<h1 align="center">Boosting with XGBOOST</h1>

## Program so far

- Linear and Logistic Regression
- Decision Trees
- Ensembling 

## John's thoughts

Great so far!!
John however thought that wouldn't it be great, if we could literally learn from our mistakes, and try to avoid/minimize it in the future.
This thought rattled his mind, when he had forgotten the laundry for umpteenth time as he was busy building models.
He wondered, whether this idea could be applied, to his just build model?
That would surely be interesting, and his model would surely outperform him.

He went berserk, and searched over the entire internet for such a thing, and when he found it, he was so happy.
**BOOSTING**, he muttered.

## Boosting

John lives in NewYork city, and he has obviously seen the game **Who Wants to Be a Millionaire** in which the contestant can get help from two options. 
a) Phone a Friend 
b) Audience Poll. 

It is assumed that contestant will call a person who has the adept knowledge of most of the things for answering the question of the contestant correctly. The second option is to take the poll from the audience and select the answer with the maximum number of votes. Now every individual in the audience might not be as clever as the person (contestant's friend) , but the contestant is likely to go with audience poll option rather than relying on his friend. Boosting uses the same concept where the emphasis is majorly on training the weak classifiers (every individual in audience poll) and giving the accurate results or strong classifier (poll results). This is the concept of **Boosting**.

## More on Boosting

The idea of boosting came out of the idea of whether a weak learner can be modified to become better.
Boosting (aka hypothesis boosting) refers to any Ensemble method that can combine several weak learners into a strong learner.
The general idea of most boosting methods is to train predictors sequentially, each trying to correct its predecessor. 

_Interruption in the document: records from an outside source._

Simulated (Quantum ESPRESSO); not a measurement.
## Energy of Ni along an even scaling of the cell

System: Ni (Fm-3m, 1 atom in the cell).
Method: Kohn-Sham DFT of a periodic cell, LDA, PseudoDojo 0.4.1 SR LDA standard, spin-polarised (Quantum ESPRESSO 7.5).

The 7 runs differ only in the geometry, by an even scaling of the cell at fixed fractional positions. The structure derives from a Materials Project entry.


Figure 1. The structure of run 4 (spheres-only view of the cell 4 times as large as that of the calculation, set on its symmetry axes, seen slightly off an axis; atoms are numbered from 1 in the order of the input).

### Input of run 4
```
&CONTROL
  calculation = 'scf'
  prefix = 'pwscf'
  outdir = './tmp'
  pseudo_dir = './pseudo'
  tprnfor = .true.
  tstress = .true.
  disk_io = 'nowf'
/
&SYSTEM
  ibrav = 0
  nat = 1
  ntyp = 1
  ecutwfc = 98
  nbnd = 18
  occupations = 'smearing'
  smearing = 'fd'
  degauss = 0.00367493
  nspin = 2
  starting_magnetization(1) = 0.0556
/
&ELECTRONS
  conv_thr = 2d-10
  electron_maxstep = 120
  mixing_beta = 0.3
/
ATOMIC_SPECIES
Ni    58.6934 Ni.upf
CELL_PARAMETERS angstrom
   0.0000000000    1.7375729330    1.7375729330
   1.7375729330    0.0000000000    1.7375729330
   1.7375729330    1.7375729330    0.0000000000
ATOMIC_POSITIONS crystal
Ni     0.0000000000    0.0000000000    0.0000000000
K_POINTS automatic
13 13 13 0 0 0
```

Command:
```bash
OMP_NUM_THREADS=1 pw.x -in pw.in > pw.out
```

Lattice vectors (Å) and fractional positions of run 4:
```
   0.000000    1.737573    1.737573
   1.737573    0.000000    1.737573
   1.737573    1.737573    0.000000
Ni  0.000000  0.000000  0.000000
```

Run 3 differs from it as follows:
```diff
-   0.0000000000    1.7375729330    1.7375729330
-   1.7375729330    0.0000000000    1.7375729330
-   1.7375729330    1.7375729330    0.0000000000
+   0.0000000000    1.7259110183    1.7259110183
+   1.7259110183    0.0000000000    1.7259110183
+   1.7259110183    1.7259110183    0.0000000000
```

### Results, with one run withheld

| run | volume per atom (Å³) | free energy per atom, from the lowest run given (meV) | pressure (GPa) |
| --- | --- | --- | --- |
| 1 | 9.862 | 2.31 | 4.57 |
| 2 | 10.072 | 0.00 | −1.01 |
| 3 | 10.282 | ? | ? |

Hypothesis boosting works by filtering observations, leaving those observations that the previous weak learners can handle and focusing on developing new weak learns to handle the remaining difficult observations.
Boosting improves by reducing bias of every subsequent weak learner.

_The idea is to use the weak learning method several times to get a succession of hypotheses, each one refocused on the examples that the previous ones found difficult and misclassified._ 

Note : **Boosting** is applied when we have **High Bias and Low Variance**, whereas **Bagging** is applied in scenarios with **Low Bias and High Variance**. 

## How Boosting Works

Following are the steps involved in Boosting : 

1. Draw a random subset of training samples d1 without replacement from the training set D to train a weak learner C1.
2. Draw second random training subset d2 without replacement from the training set and add 50 percent of the samples that were previously falsely classified/misclassified to train a weak learner C2.
3. Find the training samples d3 in the training set D on which C1 and C2 disagree to train a third weak learner C3
4. Combine all the weak learners via majority voting.

**Note :** Here d1, d2,... refer to data samples subset whereas C1, C2, C3, ... refer to classifiers.

Now, lets try and apply the above steps to an example.

## How Boosting Works

Let's say we have been given a binary classification problem as shown in the boxes 


## How Boosting Works

**Step 1.1:**
We start with box 1, we employ a weak learner which creates a boundary D1, which predicts blue region as positive and red region as negative.

**Step 1.2:**
Hence, we have identified 2 observations on the left hand side correctly positive, but we marked three positive observations on the right side incorrectly.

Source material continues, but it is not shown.